Alvarado said reefs along the country’s coastlines are severely deteriorated. He said CIMAR maps show that up to 90 percent of reefs in Guanacaste were covered by live corals in the 1980s. Today that coverage has shrunk to about 3-5 percent, he said.
The reef destruction severely affected fish populations and the fisheries industry in the province.
From waste to habitat
ICE’s reef initiative was born two years ago out of research on how to reuse porcelain insulators when they need to be replaced. More than half a million insulators are used along the national electrical grid, and those that get replaced are currently stored in warehouses.
“These objects have internal metal components that limit the options for reuse or recycling,” Arias said.
ICE considered selling them to cement factories, but the process to detach the porcelain from the metal components is complicated and expensive, he said. Arias said he proposed the reef option after seeing a Discovery Channel documentary about artificial reefs.
ICE specialists began with laboratory tests in which they kept the insulators inside salt water chambers for periods as long as 350 hours to see how the material would behave under the sea and to rule out leaks of any polluting material.

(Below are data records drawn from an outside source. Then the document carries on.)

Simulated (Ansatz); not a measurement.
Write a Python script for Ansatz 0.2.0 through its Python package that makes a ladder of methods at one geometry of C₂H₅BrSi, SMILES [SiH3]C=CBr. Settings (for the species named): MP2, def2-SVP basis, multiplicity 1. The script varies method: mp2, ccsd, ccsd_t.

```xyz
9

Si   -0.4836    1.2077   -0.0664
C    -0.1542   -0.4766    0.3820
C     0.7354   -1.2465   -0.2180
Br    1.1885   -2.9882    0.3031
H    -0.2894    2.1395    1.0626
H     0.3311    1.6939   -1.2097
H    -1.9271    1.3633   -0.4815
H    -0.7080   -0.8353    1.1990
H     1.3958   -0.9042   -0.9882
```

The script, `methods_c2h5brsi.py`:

The insulators were then evaluated under MINAE protocols to certify that they’re free of any hazardous material. “Results from both tests were negative in pollutants that might affect the environment,” Arias said.
ICE discovered the Playa Hermosa Artificial Reef Project, known as CondoFish, which has made reefs out of cement blocks, and reached an agreement with the group to develop the project at the popular Guanacaste beach. ICE hopes to have all the required permits for the project from MINAE within two months.
Arias said data collected about the reef during the first six months will be published in a scientific paper and also used to decide whether to expand the project.
ICE has been in contact with tourism businesses in Playa Hermosa and Arias said they’ve mostly been receptive to the plan. The bay’s artificial reefs could attract tourists interested in diving and some have suggested creating “reef trails” for diving tours, Arias said.
Still, he noted, ICE’s main goal is to find an environmentally-friendly solution to waste disposal from the electricity sector.